Cornwall’s Deadliest Fire: The Rossmore Hotel

Sara Lauzon ~ Wayback Playback
Cornwall’s Deadliest Fire: The Rossmore Hotel
The Rossmore.

Throughout Cornwall’s history there have been dozens of tragic fires that have destroyed businesses, and left Cornwall citizens homeless. The deadliest fire in Cornwall’s history, is the fire that destroyed a Cornwall icon: The Rossmore Hotel. The fire that destroyed the hotel also claimed the lives of twelve hotel employees and guests.

Cornwall’s Rossmore Hotel was built in 1888, and graciously stood three stories tall. The Hotel was so grand and so beautiful, that several newspaper outlets throughout the province labelled it as “the finest hotel in Ontario.” Nothing remains of the hotel’s original structure, and today the Bank of Montreal stands on the former hotel property at 159 Pitt Street.

On April 29, 1910, it is believed that a careless smoker dropped a match or a cigar on their way upstairs. Sixty guests were asleep throughout the three upper stories of the hotel. By the time the majority of the occupants and staff were awake, the staircase between the first and second stories was engulfed in flames. The flames mounted the stairways to the upper levels, and quickly spread throughout the entire building.

By looking at the people who lost their lives in comparison to the other guests, it was familiar boarders and employees that unfortunately met their death in the fire. The guests unfamiliar with the hallways and staircases jumped out windows, and used the rope fire escapes. Boarders and employees who sought to escape through familiar passageways, unfortunately died at the hands of the fire.

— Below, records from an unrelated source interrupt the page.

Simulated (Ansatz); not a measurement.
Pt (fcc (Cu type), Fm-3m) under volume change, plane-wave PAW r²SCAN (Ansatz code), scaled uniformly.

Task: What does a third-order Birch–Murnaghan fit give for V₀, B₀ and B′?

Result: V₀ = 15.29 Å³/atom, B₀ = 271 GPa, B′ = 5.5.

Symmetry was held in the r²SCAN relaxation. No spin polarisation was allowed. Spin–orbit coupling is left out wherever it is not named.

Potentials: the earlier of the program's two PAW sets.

Those who perished in the fire were: Charles (C.J.) Gray, the manager of the Ives Modern Bed Company, his wife, Fannie Jean Gray, and their two children: ten-year-old Vivian Elsie Isobel, and their seven-year-old son, Robert Howard. Also lost, were: Benjamin Fielding, a 32-year-old accountant from the Sterling Bank, 26-year-old Bank of Montreal teller, Charles Gagné, and Mrs. Jane Agnes Archibald. Staff that perished in the fire were: Assistant Cook, Barbara Goeller, Hotel Clerk, Ernest Bullen, the Australian born Bell Boy, 19-year-old William Hulme, and two sisters that had the occupation as “Hotel servant”, Miss Jane and Miss Mary White.